RE: recursive spinlocks. Shoot.

Robert White (rwhite@casabyte.com)
Wed, 21 May 2003 14:56:12 -0700


/Heavy Sigh

You insist on missing the simplest of points and then dressing your response
as cannon.

Simple point 1:

We have public interfaces within the kernel. These interfaces include all
of the various whatever_ops structures (e.g. struct file_ops) and are
characterized by a list of pointers-to-functions, each with a "well known"
behavior.

Simple point 2:

We occasionally see changes to the afore mentioned, and required "well
known" behaviors, in the form of a change of responsibility for locking.
Not counting the move from the "big kernel lock" to all that came after,
whenever a definition of a routine changes from "called holding some_lock"
"no longer called with some_lock held" a whole lot of code gets stirred up.
(not the key point though...)

Simple Point 3: (The real point)

In the existing system, it is impossible to aggregate the existing code
calls under an umbrella call, if that umbrella needs the same lock as the
constituent calls.

Lets say I have a file system with a perfectly implemented unlink and a
perfectly implemented rename. Both of these routines need to exist exactly
as they are. Both of these routines need to lock the vfs dentry subsystem
(look it up.)

(slightly contrived example follows)

But now lets say that I am building a virtualization layer for, say, an
network file system, or a caching file system, or a logical volume
concatenator or something. It doesn't really matter why exactly, but lets
say that to implement some semantic requirement of the existing network file
system I need to implement a "destructive rename", that must be atomic. The
"natural solution" is to implement something that looks like

destructive_rename(...)
{
lock_dircache
underlying_ops->unlink(target_name)
underlying_ops->rename(source_name, target_name)
unlock_dircache
}

But that natural synthesis of primitives wont work because both the unlink
and the rename on the underlying file system are implemented with the
absolutely correct lock_dircache they need internally. This "natural code"
will self-deadlock.

You assert that this can only happen if someone "did bad" in some form or
another. You are wrong. Your simple-minded view of locking is, well,
simple minded. In the stated example, for instance, there is no way to meet
the requirements without manhandling the members pointed to by
underlying_ops, violating the requirements of the outer layer, or hard
coding the theoretical upper-layer so that it only works with a particular
underlying file system. None of these are less-than-brain-dead options.

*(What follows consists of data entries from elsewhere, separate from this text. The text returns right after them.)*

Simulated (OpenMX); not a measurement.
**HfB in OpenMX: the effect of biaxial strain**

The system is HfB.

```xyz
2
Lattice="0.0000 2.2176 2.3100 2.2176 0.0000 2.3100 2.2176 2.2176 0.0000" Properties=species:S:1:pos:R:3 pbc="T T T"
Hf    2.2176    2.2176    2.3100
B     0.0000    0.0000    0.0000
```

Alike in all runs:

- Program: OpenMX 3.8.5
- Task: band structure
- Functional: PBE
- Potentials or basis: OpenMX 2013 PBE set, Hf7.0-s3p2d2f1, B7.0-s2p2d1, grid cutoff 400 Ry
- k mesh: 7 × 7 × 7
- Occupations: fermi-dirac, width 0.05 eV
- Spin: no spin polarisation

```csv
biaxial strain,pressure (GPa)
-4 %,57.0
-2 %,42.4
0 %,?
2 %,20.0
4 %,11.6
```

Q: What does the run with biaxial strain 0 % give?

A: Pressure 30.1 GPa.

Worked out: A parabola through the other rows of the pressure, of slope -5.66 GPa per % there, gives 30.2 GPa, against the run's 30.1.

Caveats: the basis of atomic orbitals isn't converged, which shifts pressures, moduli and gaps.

But, you say, no such problem sets exist...

Here is a problem statement that is virtually unimplementable in the current
Linux kernel because of the simple-minded locking model.

Create a meta file-system that takes two existing (backing) file system
devices (or existing mounted directories) and aggregates them such that:

(Ladies, and Gentlemen, The "deltafs" file system...)

1) It doesn't matter what types of file systems are used as the backing file
systems.
2) The aggregate file system is fully read-write
3) The base (first existing) file system is read-only
4) The front (second existing) file system is read-write
5) All operations are available on the aggregate file system (unlink,
rename, open for write, open for append, chown, set access time, etc.)
6) The aggregate file system engine will transcribe all the modified files
from the base to the front file system if the file is modified.
7) The aggregate file system will (probably using a reserved file name and a
journaling structure encoded therein) maintain a white-out list to hide
unlinked and renamed files.
8) After unmount, the front file system should be a minimal delta of the
base file system
9) Remounting the same combination of file systems should consistently
result in the same, consistent file system image.
10) (you get the point... 8-)

Now, the natural, and only rational implementation, would be to build a
module with a "Y" shape. The two short legs being the backing file systems
and the long leg being the presentation side that links under "real" mount
point. You'd probably need a kernel thread too. Regardless of the
secondary concerns, the aggregate file system will need to... wait for it...
aggregate.

For instance, when you search the dircache for a file, the dircache routines
for the aggregate file system will need to call into the dircache routines
of the backing file systems, and not necessarily in a symmetric way. There
are "interesting" permutations. A simple lookup within the aggregate system
will have to (typically) do three things: Look for the file on the front
component, or then check for the file in the white-out list, or then check
for the file on the read-only base file system.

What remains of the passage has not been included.